In spite of the heavy losses around us we held on, and all the more stubbornly because we expected every moment that the French would come up and reinforce us. The French were due about four o’clock, but owing to some accident they did not arrive, and it seemed as if nothing could save us.
There was a falling off in our artillery fire, and it was clear that one of our batteries had been put out of action. And no wonder, for the German guns were simply raining shells upon us. The Germans at that time were sticking to the dense formations which had been their practice since the war began—and they hurled themselves forward in clouds towards the 37th Field Battery.
So furiously did they rush, so vast were their numbers, and so certain were they that they had the guns as good as captured, that they actually got within a hundred yards of the battery.
It was at this terrible crisis that Captain Douglas Reynolds and volunteers rushed up with two teams and limbered up two guns, and in spite of all the German batteries and rifles did one gun was saved. This was a wonderful escape, in view of the nearness of the German infantry and their numbers, and for their share in the desperate affair the captain and two of the drivers—Drane and Luke—who had volunteered, got the Victoria Cross.
In a way we had got used to retiring, and we were not at the end of it even now, by a good deal, for on our left the Borderers were withdrawing and on our right the Manchesters were being forced right back; fighting magnificently and leaving the ground littered with their dead and wounded.

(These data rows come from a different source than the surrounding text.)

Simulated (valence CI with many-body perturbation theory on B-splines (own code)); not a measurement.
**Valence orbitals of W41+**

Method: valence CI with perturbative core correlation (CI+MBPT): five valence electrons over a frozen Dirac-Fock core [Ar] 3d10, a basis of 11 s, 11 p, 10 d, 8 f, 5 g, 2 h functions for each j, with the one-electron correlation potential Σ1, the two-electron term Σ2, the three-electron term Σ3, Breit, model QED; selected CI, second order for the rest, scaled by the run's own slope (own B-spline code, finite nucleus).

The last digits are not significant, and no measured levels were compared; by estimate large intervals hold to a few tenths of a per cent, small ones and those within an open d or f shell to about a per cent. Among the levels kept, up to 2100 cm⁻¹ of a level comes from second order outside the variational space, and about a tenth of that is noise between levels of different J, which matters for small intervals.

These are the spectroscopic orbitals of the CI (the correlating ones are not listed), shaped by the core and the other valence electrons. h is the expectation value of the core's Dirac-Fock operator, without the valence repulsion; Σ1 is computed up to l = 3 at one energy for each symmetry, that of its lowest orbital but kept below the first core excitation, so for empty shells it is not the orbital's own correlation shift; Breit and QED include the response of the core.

The Yorkshire Light Infantry were left in the centre of the very front line of the trenches, where we were heavily pressed. We made every mortal effort to hold our ground, and C Company was ordered up from the second line to reinforce us in the first.
Imagine what it meant for a company of infantry to get from one trench to another at a time like that, to leave shelter, to rush across a space of open ground that was literally riddled with shrapnel and rifle bullets, and in the daytime, too, with the Germans in overwhelming force at point-blank range.
But the order had been given, and C Company obeyed. The men sprang from their trench, they rushed across a fire-swept zone—and the handful of them who were not shot down made a final dash and simply tumbled into our trench and strengthened us. They had just about lost their first wind, but were soon hard at it again with the rifle and did murderous work, if only to get something back on account of the comrades who had fallen.
It was a help, a big help, to have C Company with us in the front trench; but even with this reinforcement we could do nothing, and after we had made a hot stand the order came to retire. That was about half-past four in the afternoon.
Things had been bad before; they were almost hopeless now, for to retire meant to show ourselves in the open and become targets for the German infantry; but our sole chance of salvation was to hurry away—there was no thought of surrender.